I’ve been thinking about book reviews and criticism. Back in May I was in the audience for a panel held during Book Expo of America (BEA) called The Crisis In Reviewing, Disappearing Space and Disappearing Pay. Whenever a panel is listed at a conference or festival I’m attending on this general topic I always make an effort to sit in… because I love books, I love book criticism and I love panels. But, as a whole, these tend to be rather depressing affairs which focus on the past and bemoan the present.
Regardless of the name they almost always touch upon the same key points:
- The newspapers which traditionally ran book reviews no longer have book sections due to lack of public interest, advertising, etc.

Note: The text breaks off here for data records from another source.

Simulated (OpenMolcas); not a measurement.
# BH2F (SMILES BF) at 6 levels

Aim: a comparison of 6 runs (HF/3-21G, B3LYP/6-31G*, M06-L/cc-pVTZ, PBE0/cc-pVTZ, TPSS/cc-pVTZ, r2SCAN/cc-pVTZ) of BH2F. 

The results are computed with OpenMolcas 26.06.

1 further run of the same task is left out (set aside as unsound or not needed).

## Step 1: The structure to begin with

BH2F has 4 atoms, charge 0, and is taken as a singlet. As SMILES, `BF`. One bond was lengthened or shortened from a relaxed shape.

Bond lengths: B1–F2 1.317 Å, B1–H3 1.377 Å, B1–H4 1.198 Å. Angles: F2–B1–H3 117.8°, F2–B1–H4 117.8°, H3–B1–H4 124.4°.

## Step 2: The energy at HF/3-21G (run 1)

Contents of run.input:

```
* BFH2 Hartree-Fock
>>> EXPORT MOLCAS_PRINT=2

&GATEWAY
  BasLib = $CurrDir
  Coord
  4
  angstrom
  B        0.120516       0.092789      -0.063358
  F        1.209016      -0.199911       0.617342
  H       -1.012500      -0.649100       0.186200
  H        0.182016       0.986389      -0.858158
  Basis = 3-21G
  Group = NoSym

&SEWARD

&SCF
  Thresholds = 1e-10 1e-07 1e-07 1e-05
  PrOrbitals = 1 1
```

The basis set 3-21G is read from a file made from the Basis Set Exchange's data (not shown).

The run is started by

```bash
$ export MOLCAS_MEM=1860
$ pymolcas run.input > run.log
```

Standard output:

- Many of the book review outlets which still exist, particularly those that exist online, do not pay. Or pay very little.
- The general reading public sees book critics and reviewers as gatekeepers – an over-intellectual (and possibly out-of-touch) elite.
- Reader reviews on Amazon, Goodreads and on blogs (though blogging, itself, is considered in decline) have replaced/assumed the role of traditional book reviews.
Personally, I think time would be better spent looking towards the future. And with that in mind Fran Bigman and I have started a series on the National Book Critics Circle website called The Craft of Criticism. Because I believe that book criticism is a very niche area of interest, one I like to equate to people who buy/collect vinyl records. There is still a demand, still an interest, but perhaps not as large an audience as – say – 20 years ago. And, yes, the internet changed everything. As did streaming. But I don’t believe that the internet was an extinction level event for readers and reviewers. And if I am correct about that, then the question we need to be asking (and the more exciting topic of conversation) is how will the form adapt and evolve going forward?
We already have some of the answers. Community building is happening online at sites like Goodreads, Litsy, Book Riot and The Washington Post’s Book Party. And offline, in the form of book clubs, author readings and festivals. Libraries and independent bookstores still play a huge role. In-depth criticism and reviews, formerly the purview of newspapers, still exists at online magazines like 3:AM Magazine, Asymptote, Necessary Fiction, The Quarterly Conversation, The Los Angeles Review of Books, The Rumpus, and The Millions. There are also more than a few print journals and sections that have survived (and thrived) in this brave new world – The New York Review of Books, The New York Times Book Review, The Washington Post Book World, The Paris Review, Tin House, The Sewanee Review, Book Forum, TLS, A Public Space, The LA Times Book Review and The Wall Street Journal book section. I want to stress that these are incomplete lists. And I haven’t even mentioned book blogs, vlogs, podcasts and Instagram (#bookstagram) – all fascinating and full of possibilities for the future and a subject for another post.
Good book criticism today isn’t a pronouncement, but the opening line of a conversation. The goal remains to place literature in a cultural context, but the way of doing that has changed drastically. There are enormous benefits to this. The rise of the book community (versus the academic community) as a critical force has occurred in tandem with demands for diversity in adult and children’s fiction. Self-published romance novels on Amazon have shown that there is a market for romance novels featuring characters of color, LGBTQ romance and polyamorous relationships. Ask yourself, would the VIDA count and the demand for gender parity have been possible without the connective tissue of the internet? And I sincerely believe that the increased attention to translated literature is due to, not the traditional media outlets but, the dedication of a relatively small group of independent publishers and bloggers. One of the most interesting new literary prizes launched this year – The Staunch Prize for thrillers written and plotted without any physical violence against women – and I don’t think it would have been possible if the guards were still fixedly positioned on either side of the gates (in fact, the Guardian article and follow-up articles announcing the prize contain far more negative responses than positive from critics and authors).
As a rule, it is no longer realistic to make enough money to live on by reviewing books (of course there are always exceptions to the rule), but that is not the same thing as the end of book criticism. Rather than the extinction level event I mentioned earlier, I like to think that we are in the midst of a great migration.
What do you think? I’d love to know.